David Blatt on the Princeton offense and defensive principles

Zach Lowe did a Q&A with David Blatt shortly after Blatt was hired to be head coach of the Cavs. Here are a few of his responses in respect to his philosophy on offense and defense.

A modern NBA offense is never purely one thing. There are always elements of different philosophies, as coaches steal and adapt different ideas. Jeff Hornacek used elements of the Princeton offense, but not to the degree explained above. Remember, too, that the Princeton offense shares many ideas with the triangle offense.

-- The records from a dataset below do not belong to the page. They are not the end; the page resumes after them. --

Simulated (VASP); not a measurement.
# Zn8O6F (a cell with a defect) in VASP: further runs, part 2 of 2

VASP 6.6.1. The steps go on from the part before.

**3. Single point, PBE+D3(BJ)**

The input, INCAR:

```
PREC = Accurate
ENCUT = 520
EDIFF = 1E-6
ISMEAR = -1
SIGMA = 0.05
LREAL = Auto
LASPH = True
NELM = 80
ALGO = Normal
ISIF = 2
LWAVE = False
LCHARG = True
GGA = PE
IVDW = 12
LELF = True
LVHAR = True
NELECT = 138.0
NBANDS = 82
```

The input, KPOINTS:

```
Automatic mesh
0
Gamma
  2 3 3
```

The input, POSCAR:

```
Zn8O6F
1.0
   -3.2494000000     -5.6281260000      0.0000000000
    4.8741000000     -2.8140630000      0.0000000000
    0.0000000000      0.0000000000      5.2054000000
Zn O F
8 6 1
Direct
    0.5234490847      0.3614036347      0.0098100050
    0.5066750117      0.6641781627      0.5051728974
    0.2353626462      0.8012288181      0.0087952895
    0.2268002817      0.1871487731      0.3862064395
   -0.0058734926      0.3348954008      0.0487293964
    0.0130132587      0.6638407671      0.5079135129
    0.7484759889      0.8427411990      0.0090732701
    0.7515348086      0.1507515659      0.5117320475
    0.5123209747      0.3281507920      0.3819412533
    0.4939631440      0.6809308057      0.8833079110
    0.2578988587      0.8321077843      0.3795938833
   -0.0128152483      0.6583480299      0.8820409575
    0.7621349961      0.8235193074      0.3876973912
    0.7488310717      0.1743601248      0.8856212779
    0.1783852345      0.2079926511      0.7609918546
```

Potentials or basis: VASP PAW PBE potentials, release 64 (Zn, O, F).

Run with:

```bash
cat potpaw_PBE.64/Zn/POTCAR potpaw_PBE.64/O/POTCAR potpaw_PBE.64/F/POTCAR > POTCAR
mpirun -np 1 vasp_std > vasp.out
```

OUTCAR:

BLATT: In the full Princeton, there are no plays. Well, there are plays, but there are not called plays. According to the movement of the ball, and the movement of the center, you’re gonna get into certain sets that you read according to how the defense plays you.

That’s the part of the Princeton offense you can see in my teams — the reading and the multi-option possibilities off of any play. The Princeton offense is something that takes a long time to develop. It requires a particular kind of player, and more than anything else, it requires the giving up on the part of all the players of almost everything they know.

But elements of the Princeton offense, in my mind — they are the right way to play.

Read the full Q&A…

From the Q&A below, I found it interesting that Blatt first says defense is the side of the floor where you adapt less, and then, a few questions later, in the same interview, talks about being an adaptive coach.

LOWE: What are your defensive principles?

BLATT: My teams have always been multifaceted and multitasking on defense — a lot of different looks, different kinds of presses, different matchups, matchup zones, trapping schemes. I don’t know that that’s gonna change all that much. Defense is the side of the floor where you adapt less and teach more.

LOWE: The NBA is a pick-and-roll league. More defenses like to drop back against that play, but there are still a few that attack it high on the floor. Which style do you prefer for this team?

BLATT: There are two schools of thought in coaching, and neither one is more right than the other. There are coaches that have their system, and they are gonna use that regardless of what the team makeup is. And there are coaches that are adaptive, and take their roster, and play according to their skill set.

I’m more from the adaptive school, with a few principles that are consistent throughout my career. But we have to see what the team looks like before I can tell you exactly how we’re gonna play.